Haniwa Warriors and Jōmon Vessels
by Noe Kuremoto

Both 2025
Unique Works
Haniwa Warriors Materials: High fired black stoneware sculpture
Jōmon Vessels Materials: High fired white stoneware sculpture
noekuremoto.com
London-based Japanese ceramicist Noe Kuremoto grounds her practice in the complexities of modern life. Her hand-sculpted forms, with their childlike purity and quiet simplicity, offer a counterpoint: a return to something instinctual, ancient, and forgotten. Here, she presents two contemporary interpretations of Japanese talismans, envisioned as quiet guardians. Her Haniwa Warriors draw from clay figures of the Kofun period (c. 300–538 AD), originally buried with the dead to protect their souls in the afterlife. Reimagined for today, Kuremoto’s black stoneware warriors stand watch over the living, offering protection, solace, and encouragement. 

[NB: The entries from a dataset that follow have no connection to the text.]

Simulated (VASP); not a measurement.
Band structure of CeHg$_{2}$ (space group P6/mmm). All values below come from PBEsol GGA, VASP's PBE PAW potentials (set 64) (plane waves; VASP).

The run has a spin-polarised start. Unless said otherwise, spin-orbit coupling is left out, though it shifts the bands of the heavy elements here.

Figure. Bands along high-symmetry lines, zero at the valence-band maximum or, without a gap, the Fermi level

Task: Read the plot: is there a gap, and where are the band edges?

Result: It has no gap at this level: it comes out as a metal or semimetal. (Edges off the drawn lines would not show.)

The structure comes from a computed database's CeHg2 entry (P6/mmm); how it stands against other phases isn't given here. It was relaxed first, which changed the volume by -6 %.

Debuting alongside them, within 41.0, are her Jōmon Vessels, inspired by the world’s earliest known pottery, dating back to the Jōmon period (14,000–300 BCE). Traditionally used in both daily life and ritual—fertility, childbirth, sustenance—these sculptural, white stoneware vessels are recast as celebrations of womanhood and motherhood in all their complexity, as the artist navigates and wrestles with her own motherhood. For Kuremoto, they carry intergenerational forgotten wisdom and a profound connection to both the spiritual and natural worlds. As she reflects: “I see art and parenthood as vehicles to pass on infinity to the next generation.”